Losing the Tax Competition
Muti-national companies, especially those who make a majority of their profits outside the US, are moving their headquarters to Switzerland. Congress is likely to pass a new bill making their current incorporations in places like the Cayman Islands or Bermuda difficult. The US has a tax treaty with Switzerland so it is seen as a safer option (via the WSJ):

Several big U.S. companies are reincorporating from Bermuda to Switzerland, helping them avoid expected legislation aimed at corporations located in tax havens.

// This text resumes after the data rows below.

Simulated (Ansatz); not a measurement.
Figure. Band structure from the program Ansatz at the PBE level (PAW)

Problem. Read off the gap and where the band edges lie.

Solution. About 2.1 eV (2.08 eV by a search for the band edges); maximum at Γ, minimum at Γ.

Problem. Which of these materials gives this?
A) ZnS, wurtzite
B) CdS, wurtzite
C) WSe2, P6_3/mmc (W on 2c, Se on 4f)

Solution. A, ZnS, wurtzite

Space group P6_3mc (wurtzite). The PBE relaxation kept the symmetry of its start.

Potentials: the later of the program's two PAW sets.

Conglomerate Tyco International Ltd. and oil-industry contractors Foster Wheeler Ltd. and Weatherford International Ltd. announced their moves Wednesday. Transocean Inc., a big offshore driller, received shareholder approval Monday for a similar move. The board of Bermuda-based insurer ACE Ltd. earlier this year approved a “redomestication” from the Cayman Islands to Zurich.
The move to Switzerland will help the companies preserve the tax benefits they had in Bermuda and the Cayman Islands, while using Switzerland’s tax treaty with the U.S. to shield them from possible adverse legislation from the incoming administration and next Congress. Bermuda imposes no corporate income tax. Switzerland has a corporate income tax, but doesn’t levy it on profit earned by subsidiaries overseas.
It’s no wonder the oil service industry is relocating to a place that lowers their tax bill. With the restrictions on drilling in the US and the impossibility of building a refinery here, these companies earn the vast majority of their profits outside the US. From their viewpoint, it makes sense to incorporate in Switzerland where their profits from outside that country will not be taxed. They may face taxes in the country in which they do work, but they won’t face another round of taxes in Switzerland.
I blogged about this problem the other day. The US practices worldwide taxation where a company incorporated in the US pays tax on their worldwide income. The tax is deferred on foreign profits until they are repatriated, but eventually the company has to pay. That’s why US companies have lots of cash parked outside the US. Switzerland practices territorial taxation where the only profit they tax is what is actually earned in Switzerland.
For many multinationals who earn the majority of their profits outside the US, Switzerland is an attractive option. Depending on which canton they locate their headquarters, they could pay a corporate tax rate less than 10% in Switzerland. And a lot of companies earn a majority of their profits outside the US including McDonald’s, Coca Cola and Proctor and Gamble.
Basically the US has two choices. We can attempt to get Switzerland and a lot of other countries to raise their corporate tax rate or we can keep these companies here by cutting the corporate tax rate. I’d say the second option is a more reasonable and potentially successful approach.
The official US corporate tax rate is the second highest in the world at 35%. The effective rate is somewhat lower at around 20%, but there are hidden costs to getting it that low. The only way to get it that low is to do a number of things. First, multinationals can keep profits from foreign subsidiaries outside the US, which they do. That capital, that could come back to the US and create jobs here, is kept out by the tax law. Second, they lobby Congress for loopholes. They make campaign contributions. The tax code is the source of much of our political corruption. Lower and simplify the tax and a lot of the corruption goes away. Which is why it hasn’t been lowered and simplified. How in the world would politicians raise campaign funds if they didn’t have favors to sell?
We need capital and jobs in the US. Lowering the corporate tax is a way to accomplish both of those things. Corporations, contrary to populist rhetoric, are not the enemy. They are the providers of jobs. If we continue to tell them, literally and figuratively, that we don’t want them here, we shouldn’t be surprised when they oblige us by moving their headquarters to Switzerland and other low tax locales.